Splendidly wicked vice in Jane Austen

Learning to read in Northanger Abbey

Here is the video from the most recent Austen book club about Northanger Abbey. Below is a summary of some of the ideas from Samuel Johnson that inform the book. Later on I will write about Northanger Abbey and the critics.

Also, BDM has just written about Northanger Abbey for the Paris Review. I cannot recommend her piece highly enough. Unlike me, she really loves this novel. You really ought to read her thoughts.


Northanger Abbey is a novel about reading. The heroine, Catherine Morland, not only learns to read books properly, but also people—, their insinuations, body language, hints, behaviour, and so on. At the start of the novel, Catherine is a naïve reader of both social situations and fiction; by the end she is a mature and capable reader of both. Reading is a moral act and must be learned properly, not treated lightly.

This was a lively debate in the eighteenth century. In Rambler No. 4 (31 March, 1750), which Austen certainly knew, Samuel Johnson took up the topic of “The works of fiction, with which the present generation seems more particularly delighted.” Unlike the old romances of the previous century, which were full of hermits, woods, battles and shipwrecks, these new fictions “are such as exhibit life in its true state.”

This new realism created moral risks. “These books are written chiefly to the young, the ignorant, and the idle, to whom they serve as lectures of conduct, and introductions into life.” As such, writers ought to take care, said Johnson, to set a good moral example.

They are the entertainment of minds unfurnished with ideas, and therefore easily susceptible of impressions; not fixed by principles, and therefore easily following the current of fancy; not informed by experience, and consequently open to every false suggestion and partial account.

This might seem quaint to us, the idea that a young impressionable person can be corrupted by a novel! But we share this exact worry about our own new forms of popular entertainment. When I was a child, there were concerns about the morally corrosive effects of playing violent video games. Today we are worried about the effects of social media. Whether or not Johnson was right, he was not wrong to worry about the new experiment being conducted in fiction.

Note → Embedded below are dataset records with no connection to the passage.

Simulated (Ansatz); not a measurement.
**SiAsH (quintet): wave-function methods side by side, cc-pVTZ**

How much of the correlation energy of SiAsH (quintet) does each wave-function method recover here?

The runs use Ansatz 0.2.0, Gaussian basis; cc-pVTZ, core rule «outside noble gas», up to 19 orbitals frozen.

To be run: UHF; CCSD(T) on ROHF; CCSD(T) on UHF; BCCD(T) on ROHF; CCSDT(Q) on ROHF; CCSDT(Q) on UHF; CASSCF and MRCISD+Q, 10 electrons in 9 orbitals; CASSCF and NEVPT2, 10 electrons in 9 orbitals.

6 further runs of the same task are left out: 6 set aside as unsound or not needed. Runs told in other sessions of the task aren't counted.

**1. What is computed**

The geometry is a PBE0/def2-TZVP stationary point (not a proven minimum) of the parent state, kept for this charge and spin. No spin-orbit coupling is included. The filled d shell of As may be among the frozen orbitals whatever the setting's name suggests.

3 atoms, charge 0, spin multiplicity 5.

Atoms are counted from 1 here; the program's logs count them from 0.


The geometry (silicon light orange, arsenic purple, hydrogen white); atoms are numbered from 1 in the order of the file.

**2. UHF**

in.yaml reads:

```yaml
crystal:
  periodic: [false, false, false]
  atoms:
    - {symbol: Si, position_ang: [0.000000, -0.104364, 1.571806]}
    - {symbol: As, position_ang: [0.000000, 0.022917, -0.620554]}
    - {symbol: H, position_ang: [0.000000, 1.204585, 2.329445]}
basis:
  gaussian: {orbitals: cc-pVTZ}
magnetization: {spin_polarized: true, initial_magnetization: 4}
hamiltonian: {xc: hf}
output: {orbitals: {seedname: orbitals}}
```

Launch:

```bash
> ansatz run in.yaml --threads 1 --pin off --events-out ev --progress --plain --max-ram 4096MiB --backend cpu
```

In the old romances, everything was so absurdly unreal—knights and dragons and so on—that they would hardly be a danger to the young. But when the heroes of novels are more real, more ordinary, when they are, as Johnson says, “levelled with the rest of the world”, young readers look at them more closely, and are liable to follow their example.

if the power of example is so great as to take possession of the memory by a kind of violence, and produce effects almost without the intervention of the will, care ought to be taken, that, when the choice is unrestrained, the best examples only should be exhibited

Don’t we think this today? Don’t we worry that all the dark corners of the internet will “take possession of the memory by a kind of violence”? Aren’t we concerned about the way alcohol, gambling, drugs, sex, political ideas, and many other things are presented to children in ways that “produce effects almost without the intervention of the will”? We don’t advertise cigarettes to the young, and Johnson, in like mind, thinks we should advertise immoral behaviour to them either.

As such, he makes dramatic prescriptions: “many characters ought never to be drawn”; “that observation which is called knowledge of the world, will be found much more frequently to make men cunning than good”. Don’t let them read about rakes! It will only entice them to mischief! What he is worried about is that by mingling good and bad together, novelists give a sheen of acceptability to roguish behaviour.

There have been men indeed splendidly wicked, whose endowments threw a brightness on their crimes…

We still talk so much about the “splendidly wicked” characters of literature, it is a marvellous phrase (and plays neatly in subtle parallel on brightness).

These “great corrupters of the world” are the characters Catherine must learn to see for what they really are. Although Austen’s novel is clearly not a simple act of proselytising for Johnson’s idea, she ends in a Johnsonian equilibrium. Catherine learns not that she ought to be given a censored world, but that she must learn to see it for what it really is.

Johnson says “Vice, for vice is necessary to be shewn, should always disgust”. We saw last time when we discussed Sense and Sensibility that the world does not feel disgusted by Willoughby. Austen’s youthful anger flares up on every page of that novel about how readily the world accepts and tolerates Vice.

Northanger Abbey makes the point another way, more gently, more humorously. The Thorpes are thoroughly shown up for what they really are. We are desperate for Catherine to learn to see their Vice, and we are glad when she does so.